Pilot: Wes Murphey | Nickname: ? | Rank: ? | Squadron: ? | Plane: 538 | Name: Nip Nocker| S/N: 463291
A World War II-era P-47 Thunderbolt fighter plane crash lands in a boundless swamp on a routine flight out of Wilmington. For the next 52 years it sprawls there, damaged and vandalized, but still able to inspire reports of downed aircraft from alarmed passing pilots.
News stories recounted the fighter pilot's rescue by a team of volunteers who hacked through underbrush for 24 hours to reach him, but mysteriously the pilot's name remained obscured in the muck of time and military secrecy.
One day while talking with his friend and fellow aviation enthusiast Mike Stowe about Thunderbolts, Stowe said, "You know, there's one down in the Green Swamp down there" in North Carolina.

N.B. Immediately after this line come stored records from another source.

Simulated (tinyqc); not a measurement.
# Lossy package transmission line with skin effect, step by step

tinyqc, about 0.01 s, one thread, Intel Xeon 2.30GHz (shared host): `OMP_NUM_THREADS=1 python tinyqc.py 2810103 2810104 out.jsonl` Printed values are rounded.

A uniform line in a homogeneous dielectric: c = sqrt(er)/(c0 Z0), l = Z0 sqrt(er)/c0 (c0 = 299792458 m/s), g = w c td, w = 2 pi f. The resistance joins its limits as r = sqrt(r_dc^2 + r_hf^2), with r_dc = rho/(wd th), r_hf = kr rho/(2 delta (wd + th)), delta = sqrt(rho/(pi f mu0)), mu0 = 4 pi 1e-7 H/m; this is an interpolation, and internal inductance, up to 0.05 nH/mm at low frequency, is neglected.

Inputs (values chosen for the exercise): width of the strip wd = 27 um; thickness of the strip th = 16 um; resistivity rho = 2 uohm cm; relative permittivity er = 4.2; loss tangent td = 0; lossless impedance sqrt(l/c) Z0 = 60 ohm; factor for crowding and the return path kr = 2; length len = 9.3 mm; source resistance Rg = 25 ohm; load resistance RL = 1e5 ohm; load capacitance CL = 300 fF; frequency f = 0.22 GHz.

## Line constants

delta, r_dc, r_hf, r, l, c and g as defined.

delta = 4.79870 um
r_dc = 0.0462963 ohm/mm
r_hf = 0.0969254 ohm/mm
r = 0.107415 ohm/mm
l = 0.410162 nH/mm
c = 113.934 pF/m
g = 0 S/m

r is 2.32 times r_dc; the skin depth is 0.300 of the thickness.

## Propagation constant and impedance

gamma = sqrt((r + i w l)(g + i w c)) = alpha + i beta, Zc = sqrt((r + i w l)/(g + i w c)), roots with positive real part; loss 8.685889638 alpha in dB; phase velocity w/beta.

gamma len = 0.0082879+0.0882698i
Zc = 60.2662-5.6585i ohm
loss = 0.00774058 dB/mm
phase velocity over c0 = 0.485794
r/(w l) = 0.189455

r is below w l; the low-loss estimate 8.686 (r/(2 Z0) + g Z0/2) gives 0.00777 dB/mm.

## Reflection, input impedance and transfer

Further research into those accident reports spurred Ferris to begin a quest in 1995 for information about a P-47B Thunderbolt fighter plane that bore the serial number 41-5920. His research revealed that the P-47B rusting away in the Green Swamp was the 30th of its kind to roll off the assembly line and, more importantly, the oldest surviving Thunderbolt in the world.
His desire for more information about the Thunderbolt led Ferris to make a phone a call a few years later to a retired Federal Aviation Administration employee living in Lincoln, Neb. The man, in his late 70s, flew fighter planes – P-39s and P-51 Mustangs during World War II before settling into the tamer life of government service.
The man, Wesley A. Murphey Jr., it turns out, was the pilot flying the P-47B Thunderbolt 41-5920 the evening it crash landed in the Green Swamp.
Flames and a forced landing
Twenty-six-year-old 2nd Lt. Murphey was ferrying the P-47 Thunderbolt fighter plane on Jan. 5, 1944, from Wilmington's Bluethenthal Field to Fort Myers, Fla., when trouble started and a legend was born.
Murphey took off about 5 p.m. that Wednesday evening. He was in the air for only 10 minutes, but he was already 25 miles southwest of Wilmington and over the Green Swamp, a 140-square mile longleaf pine savanna with a patchwork of swampland. Although Murphey's ultimate destination was Fort Myers, he planned to spend the night in Charleston, S.C.
From the very beginning, his flight was troubled.
"The right landing gear would not stay in up position so I dropped the wheels several times to try to remedy this trouble," he wrote in an official accident report. A fellow pilot reported that a broken hinge on the gate of the right landing gear cover was the culprit.
While Murphey was trying to correct the landing gear problem, the P-47 climbed to only 2,000 feet.
Second Lt. Virgil D. Newby was Murphey's wing man on the hop to Charleston and an eyewitness to the trouble brewing in the skies.
"When we were approximately 25 miles from the Bluethenthal Field, the underneath of the plane was covered with flames," Newby wrote. "The fire went out and black smoke started coming from underneath the engine cowling."
Newby said Murphey made a 180-degree turn and was headed back to Wilmington.
That's when the situation became more dire. The P-47's automatic propeller control – used to control the pitch of the propeller – went out. Murphey controlled the propeller manually before the Thunderbolt gradually lost power, dropping to 500 feet and forcing him to attempt a landing.
"I landed in a marsh which was straight ahead," he wrote. "The ship skidded to a stop, turning about 30 degrees, and stopped in a normal position."
It was about 5:30 p.m., with winter's darkness closing in. Murphey hunkered down in the P-47's cockpit for the night, alone and with the vastness of the swamp stretching in every direction. While temperatures had climbed into the mid-50s during the day, they dropped into the mid-30s overnight.
A rescue party reached the Thunderbolt and Murphey about mid-afternoon the next day, Jan. 6. Murphey later told relatives it took them most of the day to walk out of the swamp. And with that walk, Murphey's name was lost to history – until Ferris came along on his quest for information about P-47B 41-5920.